This was one of the first questions my Spanish as a Second Language (SSL) students asked when I presented them with the idea of taking on a creative writing project in our target language. In the sessions that followed, students developed characters, settings, and themes. This language-based project lasted two weeks, during which middle school students experienced the five stages of the Writer’s Workshop and used an iPad app called “educreations” to publish their stories. The outcome was fantastic, and proved to SSL students that they could become competent writers at a novice level in a second language.
Their initial nervousness decreased as students began to plot their stories and add their own drawings or images borrowed from the Internet. SSL students received help from other experts in our school community. Once they had written their stories, for example, the elementary school librarian gave them some effective tips on how to read to little ones to ensure their maximum enjoyment, and technology teachers offered support in using the iPads.
Once the stories were digitally published, SSL students had the opportunity to read them to an actual audience made up of Pre-K and first-grade students, who were delighted with the array of appealing characters, settings, and themes. After a period of written refinement and oral rehearsal, SSL students worked with two student-generated rubrics that combined the two major language components of this activity: written and oral use of the Spanish language. The written component of the rubric was used to assess the students’ stories according to the guidelines given in class, and the oral component was used to assess the actual presentation of their stories to the audience.
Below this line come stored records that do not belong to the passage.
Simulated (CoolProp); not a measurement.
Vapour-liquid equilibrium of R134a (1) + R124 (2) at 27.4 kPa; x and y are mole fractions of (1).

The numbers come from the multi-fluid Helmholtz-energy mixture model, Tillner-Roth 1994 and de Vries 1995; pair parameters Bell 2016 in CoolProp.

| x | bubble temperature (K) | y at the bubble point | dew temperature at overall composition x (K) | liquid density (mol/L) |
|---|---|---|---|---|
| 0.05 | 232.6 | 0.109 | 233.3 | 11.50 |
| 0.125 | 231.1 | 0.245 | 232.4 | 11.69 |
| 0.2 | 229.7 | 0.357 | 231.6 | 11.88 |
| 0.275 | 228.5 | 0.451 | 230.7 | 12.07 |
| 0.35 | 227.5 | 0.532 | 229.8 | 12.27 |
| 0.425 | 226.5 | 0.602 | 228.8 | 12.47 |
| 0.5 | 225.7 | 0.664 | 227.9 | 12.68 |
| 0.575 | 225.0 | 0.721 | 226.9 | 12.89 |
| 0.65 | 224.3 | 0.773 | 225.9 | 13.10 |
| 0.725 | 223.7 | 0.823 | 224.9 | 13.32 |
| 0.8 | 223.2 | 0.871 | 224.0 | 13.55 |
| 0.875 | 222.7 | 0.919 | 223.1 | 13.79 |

This project was based on the principle of authentic assessment that evaluates students’ understanding and achievement through their oral and written competences in Spanish. I extended the application of such linguistic competences to foster language-based “real world” scenarios. In addition, this project encouraged SSL students to use Spanish in a context outside of the classroom, promoting authentic communication and pride in their work. Furthermore, reading to an audience of young learners lessened the stress of performing orally and writing in a second language.
In the end, my SSL students came away from this project feeling successful. No one had laughed at their accents! On the contrary, they were thrilled by the young audience’s excitement and heartfelt reaction to their stories.